Github user xuchuanyin commented on a diff in the pull request:
https://github.com/apache/carbondata/pull/2056#discussion_r177662316
--- Diff:
processing/src/main/java/org/apache/carbondata/processing/loading/sort/unsafe/UnsafeSortDataRows.java
---
@@ -141,13 +141,18 @@ public void initialize() throws MemoryException {
semaphore = new Semaphore(parameters.getNumberOfCores());
}
- private UnsafeCarbonRowPage createUnsafeRowPage() throws MemoryException
{
+ private UnsafeCarbonRowPage createUnsafeRowPage()

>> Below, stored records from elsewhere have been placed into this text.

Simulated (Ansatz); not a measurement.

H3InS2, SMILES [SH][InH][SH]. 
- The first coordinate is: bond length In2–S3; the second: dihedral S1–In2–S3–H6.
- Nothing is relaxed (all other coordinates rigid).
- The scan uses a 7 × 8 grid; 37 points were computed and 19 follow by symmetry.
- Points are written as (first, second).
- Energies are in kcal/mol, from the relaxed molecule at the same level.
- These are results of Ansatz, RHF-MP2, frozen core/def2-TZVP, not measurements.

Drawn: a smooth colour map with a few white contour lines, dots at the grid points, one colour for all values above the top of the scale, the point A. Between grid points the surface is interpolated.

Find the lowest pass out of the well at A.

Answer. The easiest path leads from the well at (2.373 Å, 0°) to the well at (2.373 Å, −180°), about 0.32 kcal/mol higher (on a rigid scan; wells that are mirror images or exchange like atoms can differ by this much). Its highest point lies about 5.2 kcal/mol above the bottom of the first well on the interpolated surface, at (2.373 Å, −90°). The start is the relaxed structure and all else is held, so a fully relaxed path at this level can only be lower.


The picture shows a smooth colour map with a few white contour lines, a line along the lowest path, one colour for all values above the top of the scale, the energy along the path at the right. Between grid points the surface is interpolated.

+ throws MemoryException, CarbonSortKeyAndGroupByException {
MemoryBlock baseBlock =
UnsafeMemoryManager.allocateMemoryWithRetry(this.taskId,
inMemoryChunkSize);
boolean isMemoryAvailable =
UnsafeSortMemoryManager.INSTANCE.isMemoryAvailable(baseBlock.size());
if (isMemoryAvailable) {
UnsafeSortMemoryManager.INSTANCE.allocateDummyMemory(baseBlock.size());
+ } else {
+ LOGGER.info("trigger in-memory merge and spill for table " +
parameters.getTableName());
--- End diff --
Oh, I think the configuration will be difficult to understand. If the user
configured 10GB, the spilled data files may be less since the file is
compressed.
Besides, we have to verify this configuration to make sure that it is less
than sort memory.
Most importantly, the sort memory is shared by all data loading. A
configuration of this may not tell how it will affect the real behavior.
I prefer to keep it simple now and the result is quite obvious: In the
worst scenario, we only have to spill extra #sizeOfSortMemory data to disk
comparing with the previous implementation. And in general scenario, we can
spill bigger files to disk instead of more smaller files.
---